CHIN Pun Ock, later known as Arthur Fong was born on March 12, 1926 in a small village 1/2 day’s walk from Sun Cheung in Toison, South China. His mother LOK Bik Kuen had been purchased at a young age to be a maidservant for CHIN Tun and his extended family. After his first wife died and his second wife failed to conceive, CHIN Tun took LOK Bik Kuen as his third wife. Arthur Fong remembers the second wife ("my second mother") as a very kind woman. She later died of tuberculosis. CHIN Tun ultimately had 6 children by LOK Bik Kuen, CHIN Pun Ock (Arthur Fong) being the eldest. As is the custom in China, families of several generations often lived together or in adjacent buildings, which made up a “compound”. This was no different for his family. His relatives who lived in the village grew rice and kept chickens and some livestock. CHIN Tun had also been a sojourner in the U.S. to which he had gained entrance with purchased citizenship papers.

In Revere, MA he operated a laundry where he accumulated enough money to even buy some property. He also enjoyed prosperity when he returned to China. (Most immigrants never did prosper or return.) He owned a bank as well as a hardware store and fertilizer business in Sun Cheung, Southern China. As a child, CHIN Pun Ock lived mostly with his father in Sun Cheung. Most evenings Chin Tun played mah jong with other businessmen until midnight. Afterwards, they would go out for a late night meal at a favorite riverfront restaurant. This unnecessary meal was considered a luxury.

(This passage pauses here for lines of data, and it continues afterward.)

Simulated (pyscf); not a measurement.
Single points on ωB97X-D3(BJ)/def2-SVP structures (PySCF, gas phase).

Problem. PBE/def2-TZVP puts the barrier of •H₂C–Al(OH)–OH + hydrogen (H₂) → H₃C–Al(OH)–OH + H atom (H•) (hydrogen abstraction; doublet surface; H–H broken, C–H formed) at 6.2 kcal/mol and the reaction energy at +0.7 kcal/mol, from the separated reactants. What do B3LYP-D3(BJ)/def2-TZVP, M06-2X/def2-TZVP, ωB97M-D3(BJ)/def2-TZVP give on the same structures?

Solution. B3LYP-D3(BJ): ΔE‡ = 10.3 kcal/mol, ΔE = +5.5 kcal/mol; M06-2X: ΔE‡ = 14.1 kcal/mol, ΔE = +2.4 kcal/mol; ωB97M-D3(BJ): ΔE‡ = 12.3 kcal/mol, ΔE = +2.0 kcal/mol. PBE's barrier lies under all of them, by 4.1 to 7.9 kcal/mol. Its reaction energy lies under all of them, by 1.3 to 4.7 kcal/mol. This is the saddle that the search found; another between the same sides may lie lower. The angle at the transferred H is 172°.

In 1938 with increasing conflict and the advance of the Japanese, CHIN Tun sent CHIN Pun Ock to the United States to live and be educated. All Chinese dreamed of going to the "gold mountain" to seek their fortune. Eventually he and his brother passed through Canton, Hong Kong, Shanghai, Japan, Vancouver, and Seattle on a series of boat rides that took nearly a month. In Seattle it took 7 more days for CHIN Pun Ock, now Arthur Fong (new American name) to be cleared by immigration and health authorities. Immigration conducted lengthy interrogations to be satisfied that an individual was who he claimed to be. The Chinese first entered the country by buying birth papers of real citizens. Then those who gained entry by this method claimed entry for their children as "offspring of citizens." Arthur studied many details pertaining to the Fong family of whom he was supposed to be a member of. Even so some necessary answers were written on the inside of a banana peel that was smuggled into him. After they were approved for entry, the two brothers boarded a train for a cross-country trip to Providence, RI to live at 2 Pocasset Street and work at Woo Lee's (uncle) laundry on Plainfield Street.